Turkish intelligence services, operating from the embassy in Stockholm, have spied on journalists in Sweden, monitoring their activities and relaying information back to headquarters in Ankara, Nordic Monitor reported, citing an internal government communiqué that it obtained.
Dated January 18, 2024, the communiqué reveals the aggressive intelligence gathering operations on Swedish territory conducted by Turkish government agents. This heightened activity seemed to coincide with the prolonged delay in Sweden’s application to join NATO, which has been obstructed by Ankara for nearly two years.
The communiqué outlines a collaborative intelligence effort undertaken by multiple agencies focusing on the surveillance of journalists of Turkish origin residing in Sweden under political asylum protection. Among the listed targets are Nordic Monitor editors Abdullah Bozkurt and Levent Kenez, along with several others who have been under the scrutiny of President Recep Tayyip Erdogan’s government, which has gained notoriety for being among the worst jailers of journalists globally.
The communiqué refrains from explicitly specifying the origin of the intelligence, likely due to concerns about potential repercussions on Turkey-Sweden bilateral relations. However, the document’s format, wording and content, coupled with analogous leaked materials clearly implicating Turkish embassies and consulates worldwide, strongly suggest that the surveillance in Sweden was conducted by intelligence officers based at the Turkish Embassy in Stockholm.

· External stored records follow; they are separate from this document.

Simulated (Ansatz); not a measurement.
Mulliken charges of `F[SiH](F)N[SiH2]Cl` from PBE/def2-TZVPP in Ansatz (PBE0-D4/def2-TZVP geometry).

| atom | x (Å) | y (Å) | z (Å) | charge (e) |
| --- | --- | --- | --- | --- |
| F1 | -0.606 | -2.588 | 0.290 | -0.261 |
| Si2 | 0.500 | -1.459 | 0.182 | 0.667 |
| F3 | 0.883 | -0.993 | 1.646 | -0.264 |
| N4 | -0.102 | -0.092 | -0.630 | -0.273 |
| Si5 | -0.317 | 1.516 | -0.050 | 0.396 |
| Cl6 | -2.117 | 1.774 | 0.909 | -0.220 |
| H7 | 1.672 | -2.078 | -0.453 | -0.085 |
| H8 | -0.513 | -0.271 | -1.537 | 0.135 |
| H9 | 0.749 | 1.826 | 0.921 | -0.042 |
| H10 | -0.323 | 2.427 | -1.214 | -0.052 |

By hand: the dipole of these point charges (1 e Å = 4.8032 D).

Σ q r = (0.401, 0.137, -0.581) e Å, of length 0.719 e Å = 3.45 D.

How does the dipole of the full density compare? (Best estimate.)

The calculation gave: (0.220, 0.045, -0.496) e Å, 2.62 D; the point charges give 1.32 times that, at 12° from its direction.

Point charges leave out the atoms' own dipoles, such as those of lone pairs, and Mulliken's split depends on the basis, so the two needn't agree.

The intelligence gathering activity appears to have been supervised by Turkish Ambassador Yönet Can Tezel, who had prior experience working for the Foreign Ministry’s intelligence unit, the Security and Research Directorate.
Tezel served in the intelligence unit from 2005 to 2014, initially as a counselor and later advancing to the position of deputy director of the section. Following this role, he was appointed as an ambassador. Recognized as a veteran within intelligence circles, Tezel’s career highlights his extensive experience and expertise in the field.
The intelligence collected on journalists was transmitted to this unit from the embassy in Stockholm and subsequently shared with other government agencies, including the National Intelligence Organization (MİT) and the Security General Directorate.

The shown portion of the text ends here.